Mandatory Health Safety Qualification Needed For Farm Workers Claims Expert
Thursday, 10 November 2011
Mandatory training is needed to give more legal protection to staff and employers working in the UK's agriculture industry, according to health and safety experts.
The campaign is being spearheaded by business support consultancy, ELAS, which specialises in advising SMEs on employment law and health and safety.
It aims to address the industry's high rates of major injury and fatality in the workplace, and the number of lawsuits brought against employers, by introducing a proof of competence card scheme.
Wayne Dunning, head of health and safety at ELAS, said: "At present, anyone who employs staff to work in agriculture has a duty of care and must provide the relevant training or they could find themselves at the centre of a lawsuit should an employee be injured at work.

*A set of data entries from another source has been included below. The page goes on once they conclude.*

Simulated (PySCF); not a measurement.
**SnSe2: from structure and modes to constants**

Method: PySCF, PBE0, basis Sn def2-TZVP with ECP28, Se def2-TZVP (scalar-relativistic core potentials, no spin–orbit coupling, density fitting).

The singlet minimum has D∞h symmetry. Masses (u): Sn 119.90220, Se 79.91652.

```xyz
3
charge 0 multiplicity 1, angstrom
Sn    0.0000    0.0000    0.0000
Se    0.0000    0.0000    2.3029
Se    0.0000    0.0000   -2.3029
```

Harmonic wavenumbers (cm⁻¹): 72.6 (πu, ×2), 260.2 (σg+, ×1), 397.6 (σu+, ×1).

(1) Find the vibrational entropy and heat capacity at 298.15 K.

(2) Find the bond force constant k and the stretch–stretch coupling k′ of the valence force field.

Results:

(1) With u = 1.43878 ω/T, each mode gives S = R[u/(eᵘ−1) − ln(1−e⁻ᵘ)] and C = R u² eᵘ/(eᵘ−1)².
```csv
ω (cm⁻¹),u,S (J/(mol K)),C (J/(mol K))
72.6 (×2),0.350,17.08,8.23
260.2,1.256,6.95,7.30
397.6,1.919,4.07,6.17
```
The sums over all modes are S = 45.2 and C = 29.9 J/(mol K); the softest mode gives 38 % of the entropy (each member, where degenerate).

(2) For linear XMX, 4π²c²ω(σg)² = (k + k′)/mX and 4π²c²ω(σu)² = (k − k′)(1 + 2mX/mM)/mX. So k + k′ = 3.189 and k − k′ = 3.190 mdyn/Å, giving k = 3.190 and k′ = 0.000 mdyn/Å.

"However, there isn't any clear-cut official guidance for agricultural businesses on how to provide a 'duty of care' to their workers, so most are at serious financial risk if the worst happens.
"What is needed is a period of mandatory training - which could be as little as half a day - covering topics such as working with animals, manual handling, emergency procedures, dealing with chemicals/hazardous substances and operating farm equipment."
Under ELAS's proposals, once a member of staff had been given the health and safety training course they would be given a proof of competence card which would be nationally recognised and transferrable qualification.
Mr Dunning added: "There are so many different types of hazard, from handling pesticides to operating machinery, it is difficult and costly to provide appropriate training to cover every area of risk to every single employee.
"In the event of an incident, employers need to be able to prove that the relevant training has actually been given and unfortunately, without a clear record of this taking place, it's very difficult to prove that it has, leaving them liable to legal action.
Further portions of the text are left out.